Notably, for private real estate firm AJ Capital, the ACM offices expand their Nashville music industry holdings and investments to the EXIT/IN, the renovation of North Nashville’s legendary Club Baron, previously-mentioned Soho House Nashville and Live Nation having space in the same Nashville Warehouse Company building.
The group could also add a 4,500-person venue — for which they have already filed plans — in the same neighborhood.
ACM Best New Artists McCollum and Wilson are likely — among many — to benefit from the inclusion of a small live performance stage, social media content creation office and two working boardrooms in the new ACM headquarters. In a city where signed and unsigned artists struggle to do the work required to succeed or elevate their craft, having an ACM membership serves multiple purposes — including access to professional grade services.
Moreover, it is on the back of artists’ work that the genre has grown so significantly so quickly. The ACM’s downtown Nashville relocation is attached to the impressiveness of this development.
McCollum highlighted how he won his 2022 Best New Male Artist award in Las Vegas in front of people watching on Amazon Prime in 235 countries worldwide, then headlined the Houston Rodeo (in front of 80,000 people) and then returned to Nashville — a worldwide country and pop musical hub, in the same week.
For Wilson, eight months have elapsed since she won her ACM Nest New Female Artist Award on Amazon Prime and became a streaming television star on Paramount Network’s “Yellowstone.”
She feels that “everything really started rolling” when she achieved her ACM honor.
Moreover, as someone who has spent 95 percent of her days away from Nashville in the past 365, she highlights Nashville’s growing country music footprint hitting “every corner of town” as “cool.”

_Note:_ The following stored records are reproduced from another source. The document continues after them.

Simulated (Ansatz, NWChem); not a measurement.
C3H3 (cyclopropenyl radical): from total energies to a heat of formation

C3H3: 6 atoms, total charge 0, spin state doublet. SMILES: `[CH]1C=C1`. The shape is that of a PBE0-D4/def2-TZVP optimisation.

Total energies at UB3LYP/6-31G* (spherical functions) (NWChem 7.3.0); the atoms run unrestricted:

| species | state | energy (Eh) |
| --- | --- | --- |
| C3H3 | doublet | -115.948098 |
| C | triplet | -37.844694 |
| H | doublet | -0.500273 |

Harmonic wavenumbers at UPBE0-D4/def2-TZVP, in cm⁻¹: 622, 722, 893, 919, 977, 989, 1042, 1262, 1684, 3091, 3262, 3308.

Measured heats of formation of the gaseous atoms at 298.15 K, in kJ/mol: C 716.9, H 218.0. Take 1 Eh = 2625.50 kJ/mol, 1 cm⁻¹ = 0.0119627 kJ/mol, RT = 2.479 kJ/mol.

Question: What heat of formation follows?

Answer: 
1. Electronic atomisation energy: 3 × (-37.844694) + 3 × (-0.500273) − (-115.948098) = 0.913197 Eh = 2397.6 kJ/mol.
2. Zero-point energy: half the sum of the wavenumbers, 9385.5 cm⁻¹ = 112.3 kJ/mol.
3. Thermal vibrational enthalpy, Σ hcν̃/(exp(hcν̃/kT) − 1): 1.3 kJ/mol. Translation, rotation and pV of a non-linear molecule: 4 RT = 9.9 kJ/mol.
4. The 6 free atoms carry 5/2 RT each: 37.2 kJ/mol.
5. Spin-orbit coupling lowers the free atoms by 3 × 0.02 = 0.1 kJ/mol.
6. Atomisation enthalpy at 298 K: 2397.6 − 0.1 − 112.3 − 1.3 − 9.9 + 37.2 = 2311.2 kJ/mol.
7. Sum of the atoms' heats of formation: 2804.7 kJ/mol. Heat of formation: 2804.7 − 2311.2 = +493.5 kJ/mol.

“Over the past ten years — from the hole-in-the-wall bars to Broadway — everything’s been impacted by the growth,” Wilson continues. She jokes that her story of moving to Nashville in 2011 in a camper trailer that she parked in a backyard would be implausible as the city’s economic growth continues to expand.
For Wilson, spaces like the ACM’s new headquarters will allow artists to engage more deeply in community development, fostering broader support for rising stars.
“Anywhere we go in the world, it will help to feel like we’re all on the same team.”